The biggest U.S. bank by assets swallowed a $10.4 billion goodwill impairment charge as it posted a $7.3 billion loss for the quarter. The charge was at the high end of what the bank forecast in mid-July and in essence means its credit-and-debit card business is less valuable than before because new financial regulations will shrink the business's earnings. Without the $10 billion-plus non-cash charge, the bank would have earned $3.1 billion.
Credit improved, bolstering earnings; the bank released $1.8 billion of its loan-loss reserves, higher than the $1.5 billion it released in the second quarter.
The bank, which has 5,900 branches nationwide, reported higher revenue from originating mortgages, up to $2.4 billion from $2.1 billion a year ago.
Bank of America's investment bank, which includes its Merrill Lynch unit--purchased during the financial crisis--earned $1.4 billion, compared with $900 million a quarter before. The investment bank notably turned in sharply higher revenues from fixed-income trading compared to a quarter before, at $3.5 billion. By contrast, fixed-income revenues fell in the quarter at competitors Citigroup Inc. (C), J.P. Morgan Chase & Co. (JPM) and Goldman Sachs Group Inc. (GS).

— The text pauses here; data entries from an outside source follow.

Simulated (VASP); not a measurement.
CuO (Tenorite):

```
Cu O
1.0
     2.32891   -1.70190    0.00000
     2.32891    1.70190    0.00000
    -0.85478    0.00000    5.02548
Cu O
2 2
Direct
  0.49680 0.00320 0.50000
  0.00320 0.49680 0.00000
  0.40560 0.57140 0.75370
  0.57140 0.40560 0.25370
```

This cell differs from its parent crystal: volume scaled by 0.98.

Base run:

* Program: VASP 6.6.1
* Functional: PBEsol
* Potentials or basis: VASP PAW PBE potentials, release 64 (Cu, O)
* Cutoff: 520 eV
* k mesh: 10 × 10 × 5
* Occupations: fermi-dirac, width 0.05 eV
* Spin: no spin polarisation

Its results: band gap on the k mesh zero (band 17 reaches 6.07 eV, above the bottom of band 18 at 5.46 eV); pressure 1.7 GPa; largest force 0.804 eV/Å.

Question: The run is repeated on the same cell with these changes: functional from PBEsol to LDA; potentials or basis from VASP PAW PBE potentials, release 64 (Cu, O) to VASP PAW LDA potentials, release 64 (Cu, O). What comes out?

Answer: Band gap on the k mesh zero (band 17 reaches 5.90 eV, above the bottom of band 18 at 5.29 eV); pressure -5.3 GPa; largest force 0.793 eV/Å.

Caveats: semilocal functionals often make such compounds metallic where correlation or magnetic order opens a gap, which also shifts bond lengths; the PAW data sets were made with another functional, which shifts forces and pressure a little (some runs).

The bank also paid out $400 million for claims tied to mortgage representations and warranties, and issued a murky forecast for how high--and long--those costs could eventually run. Banks have faced a rising number of "reps and warranties" claims, which refer to complaints from buyers of mortgages--especially government agencies Fannie Mae and Freddie Mac--that Bank of America and other big banks issued mortgages with faulty underwriting or documentation, and now must compensate them when the loans fail.